The importance of Oscar Wilde in the fight against homophobia will be celebrated this September at the Russell chapel in New York’s Church of the Village in a new installation by the Brooklyn-based artist duo David McDermott and Peter McGough, The Temple of Oscar Wilde (11 September-2 December). The show takes visitors back to Wilde’s era, transforming the chapel into the style of the 19th-century Aesthetic movement that struck Wilde during his 1882-83 visits to the US as “the perfect embodiment… of ‘art for art’s sake’”, says the show's curator Alison Gingeras.
The show will include a series of paintings by McDermott and McGough, modelled after depictions of the Stations of the Cross, that tell the story of the 1895 trial against Wilde for “gross indecency”, his imprisonment and sentence to two years of hard labour. Works on show also pay homage to other martyrs of homophobia, such as Alan Turing, Harvey Milk and Marsha P. Johnson.

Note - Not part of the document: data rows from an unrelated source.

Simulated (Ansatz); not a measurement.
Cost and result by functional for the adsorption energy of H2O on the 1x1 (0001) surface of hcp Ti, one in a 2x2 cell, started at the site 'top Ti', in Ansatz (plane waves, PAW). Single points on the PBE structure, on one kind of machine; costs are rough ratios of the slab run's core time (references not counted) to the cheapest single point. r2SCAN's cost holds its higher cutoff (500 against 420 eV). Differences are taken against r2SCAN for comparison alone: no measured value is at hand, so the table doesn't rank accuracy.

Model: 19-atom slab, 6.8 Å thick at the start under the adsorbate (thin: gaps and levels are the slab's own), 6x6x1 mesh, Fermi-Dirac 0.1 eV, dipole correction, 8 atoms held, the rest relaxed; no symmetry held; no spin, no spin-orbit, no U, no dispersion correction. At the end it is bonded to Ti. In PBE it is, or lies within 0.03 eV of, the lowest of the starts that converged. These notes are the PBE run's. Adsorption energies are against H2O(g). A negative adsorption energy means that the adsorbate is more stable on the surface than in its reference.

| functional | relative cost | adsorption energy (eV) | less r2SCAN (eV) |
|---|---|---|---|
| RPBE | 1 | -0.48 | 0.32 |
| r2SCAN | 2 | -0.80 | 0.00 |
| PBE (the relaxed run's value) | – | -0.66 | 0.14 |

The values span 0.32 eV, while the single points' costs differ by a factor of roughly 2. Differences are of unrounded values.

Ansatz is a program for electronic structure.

During the installation, the chapel will be available for memorials, weddings and other special occasions, and proceeds will benefit the nearby Lesbian, Gay, Bisexual & Transgender Community Center of New York, which collaborated on the exhibition. “I hope a space like this will communicate acceptance and will allow people to feel a kind of aesthetic and experience of humanism, of love, of great beauty,” Gingeras says.
After its New York presentation, The Oscar Wilde Temple is due to be shown at Studio Voltaire in London.